What are some of these design contributions to an organization such as ours?
To organize the complex.
To identify the parts that belong to a whole.
To unify these parts into a system or what we call a language.
To make this language visible.
To give form to an idea.
To define the right means for expression (immediate, gestured, metaphoric, symbolic).
To establish an ambiance in which to engage, connect, understand.
To simplify access and consumption.
To facilitate production.

Design, considered carefully, addresses numerous concerns, such as:

Need (purpose, function, service);
Audience (user, reader, literacy, cultural differences, global relations);
Ergonomics (access, utility, legibility);
Values (point-of-view, past-present-future, humanism, dignity, beauty);
Technology (computers, printing, production);
Business (non-profit, community relations, promotion).

Why are contributions and concerns so important to what we do?

The Humanity Initiative requires a comprehensive design language to help represent the complex set of elements that play a role in our communication: ideas, identity, information, values, attitudes, qualities, actions. We have already begun to characterize this system in our stationery and other items for general purposes, and for our journal,humanity.

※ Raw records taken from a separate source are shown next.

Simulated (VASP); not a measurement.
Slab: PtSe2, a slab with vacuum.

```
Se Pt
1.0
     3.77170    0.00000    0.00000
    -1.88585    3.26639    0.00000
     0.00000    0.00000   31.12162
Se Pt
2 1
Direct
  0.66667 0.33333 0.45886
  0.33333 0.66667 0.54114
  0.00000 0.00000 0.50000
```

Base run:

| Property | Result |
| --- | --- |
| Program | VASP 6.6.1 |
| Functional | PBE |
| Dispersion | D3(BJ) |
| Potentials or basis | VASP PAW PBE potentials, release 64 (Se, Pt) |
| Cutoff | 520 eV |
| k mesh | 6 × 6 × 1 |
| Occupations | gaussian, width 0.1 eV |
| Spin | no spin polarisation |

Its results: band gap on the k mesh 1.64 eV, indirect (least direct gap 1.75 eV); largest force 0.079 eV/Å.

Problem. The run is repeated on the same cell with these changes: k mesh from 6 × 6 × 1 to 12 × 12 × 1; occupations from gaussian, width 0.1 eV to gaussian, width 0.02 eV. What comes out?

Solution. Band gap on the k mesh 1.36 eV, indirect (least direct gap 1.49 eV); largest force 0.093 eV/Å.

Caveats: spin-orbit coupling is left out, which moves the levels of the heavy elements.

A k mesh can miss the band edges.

Further development of this language continues as we apply this to all means we communicate with (e.g. the website, the folklore series, newsletters). Moreover, being itself an expression of humanity, we consider this language a living system that at once provides consistent identity to link the Foundation (with stability and dignity), yet is dynamic enough to change with the times and specific needs.

THI is not about mere facts and statistical data, for which a simple language is sufficient. The material we offer concerns a great deal of heart and soul, and intends to exchange, provoke, deepen and enlighten. For THI to stimulate the poetry that is so important to the human spirit, design and editorial architecture must engage as equal partners. Only then can our journal, website or any other mediating form foster a dynamic union of conversing creators, including all those who participate in this process.

Therefore, as with poetry and art, what our material requires from those who participate is a thoughtful and contemplative engagement with what is presented. This often means to exact from the reader/viewer/participant a willingness to take time – not only to interact and interpret, but also to return to consider it further. Consequently The Humanity Initiative intends to pay similar attention to both its design language, considering it more than a mere technical problem, and its rather true sense of artistic endeavor.

Good design requires sensitivity toward all aspects of human interaction with objects and information. Just as a single part has no meaning in isolation, a single means has limited capacity to invigorate human intelligence.

Design aids our movements, our actions and interactions with things. For The Humanity Initiative, design, as the essential bridge to the soul, has the capacity to energize or quiet, speed up or slow down our movements and actions – and yet to bring all of these motions together in some uninterrupted rhythmic harmony, like a flowing stream. All the individual parts, visible but perhaps unnoticed, brought into relation by careful design operate to help serve their cooperative essence. Throughout its means to communicate, THI is in search of establishing that same sense of wholeness in which all the parts can dance with our human spirit.

If done with proper care and attention, design becomes an instrument for awakening. Its very means can bring into question our habitual human tendencies (a quickness to judge, the guarding of viewpoint, attachment to convenience, habit and convention). It can challenge us to keep an open mind and not limit perception. Just as we know that difference helps to broaden vision, and contrast serves to enrich perception, so will design serve to stimulate our minds and broaden our awareness. Design at its best enables us to open our senses so we can tune into the invisible and find ourselves moved toward a place of more inspired understanding.